Source: 12 U.S.C. § 371c; Pub. L. 111-203, §§ 608(d), 609(d).

Posted: 3/31/2021

 

Q2: Where can I find Board interpretations and statements concerning Regulation W?

A2: In addition to the preamble to Regulation W (67 Fed. Reg. 76560 (December 12, 2002)), certain Board statements on sections 23A and 23B of the FRA can be found in Federal Register notices related to Regulation KK (85 Fed. Reg. 39754, 39764 (July 1, 2020)) and the Interagency Policy Statement on Income Tax Allocation in a Holding Company Structure (79 Fed. Reg. 35228 (June 19, 2014)). The Board also has published the approval letters for all Regulation W exemptions granted by the Board since 1996 on the Board's website. See here. The Federal Reserve Regulatory Service (FRRS) contains certain additional staff interpretations. A Board staff memo on the general application of sections 23A and 23B and Regulation W also is available on the Board's website. See here.

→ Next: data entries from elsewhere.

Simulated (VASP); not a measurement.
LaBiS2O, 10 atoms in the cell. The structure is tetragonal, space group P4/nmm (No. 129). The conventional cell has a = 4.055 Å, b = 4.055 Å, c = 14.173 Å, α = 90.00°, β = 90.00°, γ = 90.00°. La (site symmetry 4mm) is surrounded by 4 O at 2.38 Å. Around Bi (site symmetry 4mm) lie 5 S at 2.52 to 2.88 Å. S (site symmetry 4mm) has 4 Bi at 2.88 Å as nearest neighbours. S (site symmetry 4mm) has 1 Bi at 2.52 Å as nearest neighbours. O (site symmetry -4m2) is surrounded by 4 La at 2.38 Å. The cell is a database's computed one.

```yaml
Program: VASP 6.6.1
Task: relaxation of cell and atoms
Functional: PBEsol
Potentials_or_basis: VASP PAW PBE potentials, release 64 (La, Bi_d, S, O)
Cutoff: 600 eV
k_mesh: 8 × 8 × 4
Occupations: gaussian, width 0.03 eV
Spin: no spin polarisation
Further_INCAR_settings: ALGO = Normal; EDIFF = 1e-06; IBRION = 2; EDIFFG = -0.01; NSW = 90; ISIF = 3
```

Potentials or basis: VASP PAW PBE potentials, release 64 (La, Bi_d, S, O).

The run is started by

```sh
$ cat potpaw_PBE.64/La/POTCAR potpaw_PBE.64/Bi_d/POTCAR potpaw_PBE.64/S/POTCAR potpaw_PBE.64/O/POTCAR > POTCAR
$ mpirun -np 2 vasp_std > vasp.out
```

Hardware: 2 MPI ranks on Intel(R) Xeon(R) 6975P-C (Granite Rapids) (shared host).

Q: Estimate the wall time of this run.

Source: Interpretations from 1996 to present; Federal Reserve Regulatory Service; Board Staff Memorandum on Coverage of Sections 23A and 23B of the FRA.

Posted: 3/31/2021

 

Subpart A—Introduction and Definitions

12 CFR 223.2 (What is an "affiliate" for purposes of sections 23A and 23B and this part?)

Q1: Is a company that controls a subsidiary of a member bank (but does not control the bank or otherwise meet the definition of "affiliate" in section 223.2 of Regulation W) an affiliate of the bank?

A1: No.

Posted: 3/31/2021

 

Q2: If a foreign government controls a member bank and another company, is the company an affiliate of the bank?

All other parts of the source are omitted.